Access Violation Occured NEED HELP!

Fri3ndLyLi0n

New member
First of all, I am running Pro tools 10 on Windows 8 (Have no choice, new computer and no windows 7 drivers).
I keep getting all sorts of errors such as:
-Access violation occurred, unable to read (and sometimes write) location: 0xFFFFFFFF ( all sorts of addresses too, I have gotten 0x00000000, 0xDE32B014, 0xD21E9AC6, Etc.)
-Privileged instruction executed in user mode ( and i AM running pro tools as administrator)
Also, Pro Tools freezes sometimes but I'm not sure that it related to the main problem.
I have tried disabling all of my plug-ins, but still no charm so I have ruled out plug-ins.
Things I have also tried:
-Disabling Wi-Fi adapter completly
-Disabling my Solid State Drive (Read somewhere in another forum that a non primary HD might be causing the problem)
-I am going to try to update all my Hard Drive drivers and firmware if possible

Please can someone help, I keep feeling like I'm running in circles. Anything to at least point me in a new direction? I am getting quite annoyed with pro tools lately. :'(

Thanks ,
Jeremy
 
If it's unable to read/write to/from something it has to be either memory or the HDD.
If you're recording to an internal drive, try an external. Make sure it's formatted and prepared in such a way that pleases AVID.

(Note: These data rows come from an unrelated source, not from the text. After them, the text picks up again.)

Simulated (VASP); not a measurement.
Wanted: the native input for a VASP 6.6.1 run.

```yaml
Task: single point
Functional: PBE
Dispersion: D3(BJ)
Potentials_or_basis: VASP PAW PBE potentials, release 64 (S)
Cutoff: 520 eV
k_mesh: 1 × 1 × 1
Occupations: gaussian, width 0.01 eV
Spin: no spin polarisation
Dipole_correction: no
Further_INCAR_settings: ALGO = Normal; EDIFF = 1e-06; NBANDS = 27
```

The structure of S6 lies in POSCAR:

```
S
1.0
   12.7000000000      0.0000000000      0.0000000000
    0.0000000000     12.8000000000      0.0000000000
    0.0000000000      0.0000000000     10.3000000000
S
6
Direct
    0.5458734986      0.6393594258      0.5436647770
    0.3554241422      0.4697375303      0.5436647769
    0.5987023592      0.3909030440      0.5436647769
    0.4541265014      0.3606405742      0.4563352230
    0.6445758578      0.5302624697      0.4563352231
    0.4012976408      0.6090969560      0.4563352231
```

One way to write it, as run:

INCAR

If you are already using an external drive and you know it ticks the boxes, try a different firewire/USB port and/or a different drive altogether.

Failing that - Memtest.
 
If it's unable to read/write to/from something it has to be either memory or the HDD.
If you're recording to an internal drive, try an external. Make sure it's formatted and prepared in such a way that pleases AVID.

If you are already using an external drive and you know it ticks the boxes, try a different firewire/USB port and/or a different drive altogether.

Failing that - Memtest.
Hi, not a Protools guy but it sounds like a hardware issue. You can do a checkdsk to see if there are bad sectors. Usually you can do this by finding the hard drive in Windows Explorer and right click, properties, tools, check disk for errors. Win8 should have the the same process. If it says if fixed a sector, then hard drive could be failing. It is an indicator at least something is not well.
 
I ran into a problem with windows 8 and secondary hard drive names. Something about how it had the partions named or addressed was giving me errors. I reformatted my secondary drive to standard NTFS and gave it a basic name like data and quit having problems.
 
First of all, I am running Pro tools 10 on Windows 8 (Have no choice, new computer and no windows 7 drivers).
I keep getting all sorts of errors such as:
-Access violation occurred, unable to read (and sometimes write) location: 0xFFFFFFFF ( all sorts of addresses too, I have gotten 0x00000000, 0xDE32B014, 0xD21E9AC6, Etc.)
-Privileged instruction executed in user mode ( and i AM running pro tools as administrator)
Also, Pro Tools freezes sometimes but I'm not sure that it related to the main problem.
I have tried disabling all of my plug-ins, but still no charm so I have ruled out plug-ins.
Things I have also tried:
-Disabling Wi-Fi adapter completly
-Disabling my Solid State Drive (Read somewhere in another forum that a non primary HD might be causing the problem)
-I am going to try to update all my Hard Drive drivers and firmware if possible

Please can someone help, I keep feeling like I'm running in circles. Anything to at least point me in a new direction? I am getting quite annoyed with pro tools lately. :'(

Thanks ,
Jeremy
Hi Jeremy, have you been able to solved it? if so, how? i got the exact same problem and nothing i tried worked :(
Thanks in advance
Francisco
 
Just in case anyone is actually following this thread still:
This is about Protected Mode on modern Intel processors.
When the operating system first boots up, it has absolute privilege to access any memory location or I/O location.
Once it has set itself up, it creates tables of permission rights for memory and I/O accesses, and spawns a whole load of other spaces for
application programs to run. Those applications are restricted to accessing memory and I/O in accordance with the permission tables.
This is protection against one application running amok, and breaking other applications, or the priviledged operating system.
The operating system is absolutely in charge, and the applications are not.
It should therefore be impossible for someone to hack into your computer, but because Microsoft provide doors for the CIA to get in, so can everybody else.
As I previously said, the operating system is absolutely in charge.
Privileged instructions belong to the operating system. All other programs are User.